BRUNO GIUSSANI: Thank you. Sheena, there is a detail about your biography that we have not written in the program book. But by now it’s evident to everyone in this room. You’re blind. And I guess one of the questions on everybody’s mind is: How does that influence your study of choosing because that’s an activity that for most people is associated with visual inputs like aesthetics and color and so on?
SHEENA IYENGAR: Well, it’s funny that you should ask that because one of the things that’s interesting about being blind is you actually get a different vantage point when you observe the way sighted people make choices.
And as you just mentioned, there’s lots of choices out there that are very visual these days. Yeah, I — as you would expect — get pretty frustrated by choices like what nail polish to put on because I have to rely on what other people suggest. And I can’t decide.
And so one time I was in a beauty salon, and I was trying to decide between two very light shades of pink. And one was called “Ballet Slippers.” And the other one was called “Adorable.”
And so I asked these two ladies, and the one lady told me, “Well, you should definitely wear ‘Ballet Slippers.'”
“Well, what does it look like?”
“Well, it’s a very elegant shade of pink.”
The other lady tells me to wear “Adorable.”
“What does it look like?”
“It’s a glamorous shade of pink.”
And so I asked them, “Well, how do I tell them apart? What’s different about them?”
And they said, “Well, one is elegant, the other one’s glamorous.”
Okay, we got that. And the only thing they had consensus on: well, if I could see them, I would clearly be able to tell them apart. And what I wondered was whether they were being affected by the name or the content of the color, so I decided to do a little experiment.
So I brought these two bottles of nail polish into the laboratory, and I stripped the labels off. And I brought women into the laboratory, and I asked them, “Which one would you pick?” 50% of the women accused me of playing a trick, of putting the same color nail polish in both those bottles.

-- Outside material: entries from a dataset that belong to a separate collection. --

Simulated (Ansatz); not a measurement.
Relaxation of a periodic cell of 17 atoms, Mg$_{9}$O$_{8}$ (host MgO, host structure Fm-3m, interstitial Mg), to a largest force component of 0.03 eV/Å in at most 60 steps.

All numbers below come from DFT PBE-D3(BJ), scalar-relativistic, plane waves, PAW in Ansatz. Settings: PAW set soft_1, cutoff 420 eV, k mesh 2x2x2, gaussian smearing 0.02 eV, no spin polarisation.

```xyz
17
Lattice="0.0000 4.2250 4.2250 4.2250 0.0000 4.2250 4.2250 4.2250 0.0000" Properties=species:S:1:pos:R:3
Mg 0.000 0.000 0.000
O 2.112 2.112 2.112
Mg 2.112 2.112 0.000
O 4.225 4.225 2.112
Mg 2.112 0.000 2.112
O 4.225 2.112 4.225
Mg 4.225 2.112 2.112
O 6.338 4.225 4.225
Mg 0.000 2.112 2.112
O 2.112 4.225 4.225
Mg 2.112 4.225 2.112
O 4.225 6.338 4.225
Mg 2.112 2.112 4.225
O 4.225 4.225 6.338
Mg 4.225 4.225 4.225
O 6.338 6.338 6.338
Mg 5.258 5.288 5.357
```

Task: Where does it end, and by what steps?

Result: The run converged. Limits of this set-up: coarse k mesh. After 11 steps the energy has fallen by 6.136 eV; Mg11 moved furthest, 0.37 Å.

At which point you start to wonder who the trick’s really played on. Now, of the women that could tell them apart, when the labels were off, they picked “Adorable,” and when the labels were on, they picked “Ballet Slippers.”
So as far as I can tell, a rose by any other name probably does look different and maybe even smells different.
BRUNO GIUSSANI: Thank you. Sheena Iyengar. Thank you Sheena.